According to the folks at Bechtel, the engineering mega-corporation that builds the world’s biggest projects, something like 70 percent of all people will live in urban centers by 2050.
Today, according to the United Nations, that number is just over half of the population. To support that vast increase in urban populations, those cities must become much more efficient, more sustainable and more responsive to the demands of the people that live there.
The only way for a city to become that much more efficient that soon is to gather real-time data on what’s going on in urban infrastructures now and then analyze that data to determine well in advance how to allocate resources, plan delivery of services, and keep everyone fed, clothed and their needs attended to.
But that requires implementing the big data infrastructure to collect, distribute and deliver the data for analysis. Welcome to what may be the biggest engineering job in history.
Before I talked with Walker Kimball, general manager-Americas for Bechtel’s infrastructure business, the role of the Internet of Things hadn’t really entered my thinking in conjunction with the role of efficient cities.
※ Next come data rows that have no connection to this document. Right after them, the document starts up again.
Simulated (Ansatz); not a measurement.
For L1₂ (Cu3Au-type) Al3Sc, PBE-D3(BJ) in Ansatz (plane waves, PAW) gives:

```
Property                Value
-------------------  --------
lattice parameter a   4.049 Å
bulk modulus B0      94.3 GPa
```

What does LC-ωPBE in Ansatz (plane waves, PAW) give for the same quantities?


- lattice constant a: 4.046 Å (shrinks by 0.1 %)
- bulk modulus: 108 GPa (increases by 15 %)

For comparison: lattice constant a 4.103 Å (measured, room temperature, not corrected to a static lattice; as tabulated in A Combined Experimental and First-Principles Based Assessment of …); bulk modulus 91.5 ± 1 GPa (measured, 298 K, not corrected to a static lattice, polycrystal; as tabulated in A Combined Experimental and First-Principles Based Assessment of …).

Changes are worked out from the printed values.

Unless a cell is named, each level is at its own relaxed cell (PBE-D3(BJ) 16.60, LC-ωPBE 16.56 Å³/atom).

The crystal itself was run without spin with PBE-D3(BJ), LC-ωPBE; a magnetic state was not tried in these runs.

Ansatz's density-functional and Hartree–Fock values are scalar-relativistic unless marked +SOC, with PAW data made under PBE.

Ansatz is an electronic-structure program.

When people think about smart cities, Kimball said, they also need to be thinking about smart houses. “It boils down to the smart home—then to the smart shower,” Kimball said.
His shower example is something he uses to demonstrate the role data collection can play in human behavior. He explains it by pointing out that there are lots of people who agree that everyone should use less water. But he then points out that it’s impossible to know how to use less water without knowing how much water you’re using for your everyday needs, such as your shower.
If people knew how much water they used when they took a shower, then they would have the information they’d need to use less. Kimball suggested that to get people to modify their behavior, the smart home should have a dashboard that would allow people to know how to change their activities.
“If you have a dashboard, you could understand what the baseline is,” Kimball said. “You fix what you measure. Getting things to the analytical centers gives you guidance on how you measure. It takes you from a subjective fix to an objective fix.”
Bechtel’s job is to provide the infrastructure that supports the data gathering. Kimball said that the company is doing work with Google on their fiber to the home initiative, and working with Google to discover how to provide data to city planners.
This includes data on the kinds of business that’s operating in a city, the kinds of retail, the kind of streets that people need, the kind of cars that people are interested in. “Our job is to get the data from the place where it originates to a company that can do the analytics,” he said.
Smart Cities Require IoT Data to Boost Efficiency, Sustainability
The job of delivering the data for the smart city is part of what’s behind Bechtel’s role in the Smart Cities initiative, which is headlined by the Smart Cities Week taking place in Washington. This is the first time that Smart Cities Week is taking place in the United States. Previous conferences have all taken place in European cities due to the belief by many that cities in the U.S. were less interested in efficiency.
Whether that belief is well-founded or not, Bechtel and its partners, which consist of a Who’s Who of global corporations, brought the conference to Washington. Smart Cities Week is put on by the Smart Cities Council, the chairman of which is former PC Week editor Jesse Berst.
The idea behind making a smart city work is to find out what parts of the city work best, and encouraging people to use those parts. The way to find out what works is to instrument as much as possible and that means monitoring devices that play a role in efficiency. And yes, that means an even greater expansion of the Internet of things (IoT) than we’re already seeing.
“The downside is that you have to enter into the conversation of privacy concerns,” Kimball said. Adding to the complexity, there are cultural differences relating to privacy, including how much sharing of what type of information is acceptable to people. For example, some people may object to the reporting of how much water you use for your shower and some may not.
Kimball said that, in general, people tend to accept some loss of privacy in data sharing when it helps public safety or an improvement in services, especially if there’s a way to prevent misuse of the data. But there’s still the question that has to be dealt with, “How do you deal with the Big Brother stigma,” he said.
Right now, Bechtel is involved with the planning and construction of some of those major smart city projects, including the Dubai 2020 and the Mall of the World, also in Dubai. It’s worth noting that the builders of the Mall of the World say that they’re not building a shopping mall, but instead are building a city. Perhaps this vast mall in the dessert will be the world first real Smart City.
But whether it’s a vast complex centered around a mall, or a newly built city, or an ancient city such as London or Barcelona, both of which are on lists of cities that are well on their way to becoming smart cities, the need for data is vast and the need for analysis is even greater.
But perhaps the benefits are equally great and it’s the occupants of such cities who will decide that.